Topic: transfinite composition

GhaS Shee (Sep 14 2020 at 15:38):

@[Mod] Morgan Rogers
Do you know any good instruction papers about transfinite compositions which is applied to type theory or logic ?

John Baez (Sep 14 2020 at 15:41):

Not quite what you're asking for, but Todd Trimble just wrote an expository paper proving Tychonoff's theorem using transfinite compositions. You'd have to ask him to take a look. It's not about type theory or logic, but it explains transfinite composition.

(I mention this mainly because I saw the paper just yesterday, and I'd never heard of "transfinite composition" before then.)

GhaS Shee (Sep 14 2020 at 15:43):

@John Baez
Thank you for that information. I am loving to see it! :heart_eyes: ( I would like to avoid using AC! )
I recently found the term "transfinite composition" in Cisinski's Book (Higher Categories and Homotopical Algebra :
Definition 2.1.2).
And my current interest about this question is type theoretic implementation of proof assistant systems, using lambda term, of classical logics.

In some papers, I found three ways how to implement classical logic;

1. "symmetric lambda calculus"
2. assuming "~~A -> A" on MLTT, HoTT or something else
3. "continuation passing style"

Additionally, I felt that these concepts have something to do with the existence of colimit.
I see the definition of the following two terms but do not understand the relation between" transfinite induction" and "transfinite composition" too.

Now I cannot organize the type theory which is correspond to classical Logic well.

Morgan Rogers (he/him) (Sep 14 2020 at 21:07):

I'm afraid this is also the first time I'm encountering this concept (I found the reference you mention)
What relationship to you see between transfinite composition and implementations of classical logic, @GhaS Shee ?

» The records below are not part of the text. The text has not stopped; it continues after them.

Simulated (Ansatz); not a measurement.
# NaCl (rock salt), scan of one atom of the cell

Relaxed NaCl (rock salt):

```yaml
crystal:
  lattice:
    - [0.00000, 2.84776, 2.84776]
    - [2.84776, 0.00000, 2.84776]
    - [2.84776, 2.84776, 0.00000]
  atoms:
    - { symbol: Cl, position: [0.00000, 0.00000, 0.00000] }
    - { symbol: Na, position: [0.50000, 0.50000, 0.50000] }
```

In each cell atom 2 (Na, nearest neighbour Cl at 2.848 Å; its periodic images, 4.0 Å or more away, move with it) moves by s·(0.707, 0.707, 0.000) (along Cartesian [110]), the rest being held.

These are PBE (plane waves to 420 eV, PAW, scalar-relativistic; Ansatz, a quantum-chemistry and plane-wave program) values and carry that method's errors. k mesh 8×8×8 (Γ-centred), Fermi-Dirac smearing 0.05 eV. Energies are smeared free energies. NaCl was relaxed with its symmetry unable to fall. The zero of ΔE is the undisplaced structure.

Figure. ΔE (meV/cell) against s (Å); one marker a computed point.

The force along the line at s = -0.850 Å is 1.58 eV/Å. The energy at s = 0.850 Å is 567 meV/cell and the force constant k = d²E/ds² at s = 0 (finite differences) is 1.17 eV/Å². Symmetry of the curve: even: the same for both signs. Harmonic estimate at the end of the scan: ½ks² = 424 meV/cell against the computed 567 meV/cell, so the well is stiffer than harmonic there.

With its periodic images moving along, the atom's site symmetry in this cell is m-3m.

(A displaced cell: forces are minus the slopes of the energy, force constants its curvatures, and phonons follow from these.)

GhaS Shee (Sep 15 2020 at 01:33):

@[Mod] Morgan Rogers
For me, the transfinite composition is saying about the existence of the morphism to some kind of colimits.
Assuming the existence of colimit in the computation, for me, it seems to handle a computation that never ends.
If we have morphisms to the computation that never ends, we can ADD some number to the value which we get from the never-ending computation.
I think that this concept, doing the latter calculation first, is the very what we call "continuation", with which we might construct classical logic.

Morgan Rogers (he/him) (Sep 15 2020 at 08:19):

Ah, I see what you're getting at, more or less.
There are various principles that come under the banner of "classical logic".
One of these is the law of excluded middle, which (as long as you have the relevant logical operators to hand) is equivalent to the double negation elimination rule you mentioned.
Another is the axiom of choice.
However, you should just beware that:

1. There are other, less frequently encountered principles of classical logic. The collection of classical principles do not form a single homogeneous mass: it's possible to explore them independently (although some imply others) so beware that any approach you take to study or implement classical logic may carry only some of these principles.
2. Just because a principle is non-constructive does not make it a principle of classical logic. I don't understand transfinite composition well enough to tell how it fits in yet.
3. The definition of transfinite composition does not assert that the colimit exists, but rather that whenever the colimit does exist, a certain leg of the colimit cone also lies in the class of morphisms being studied.

GhaS Shee (Sep 15 2020 at 10:03):

Yes, indeed :-)

John Baez (Sep 15 2020 at 15:47):

From Todd Trimble's paper I gather that transfinite composition is a case of transfinite recursion. Transfinite recursion is a way to recursively define functions indexed by ordinals. You need to separately treat successor ordinals (as in ordinary finite recursion) and limit ordinals. Transfinite recursion is to the ordinary finite recursive definition of functions as transfinite induction is to ordinary induction. Wikipedia tells me this:

Proofs or constructions using induction and recursion often use the axiom of choice to produce a well-ordered relation that can be treated by transfinite induction. However, if the relation in question is already well-ordered, one can often use transfinite induction without invoking the axiom of choice. For example, many results about Borel sets are proved by transfinite induction on the ordinal rank of the set; these ranks are already well-ordered, so the axiom of choice is not needed to well-order them.

David Michael Roberts (Sep 17 2020 at 09:50):

@John Baez where did you see this paper? Searching "Todd Trimble transfinite composition" doesn't help me, nor does substituting "Tychonoff theorem"

Morgan Rogers (he/him) (Sep 17 2020 at 10:20):

Not yet uploaded, I believe you would need to ask him personally to see it.

John Baez (Sep 17 2020 at 13:52):

Todd is writing this paper now. He paid my student Joe Moeller to put it in the format for submission to the American Mathematical Monthly. Joe, Todd and I are working on another paper together.

I don't know if Todd plans to put this paper on the arXiv. He hasn't published in a long time; he wants to get back into it.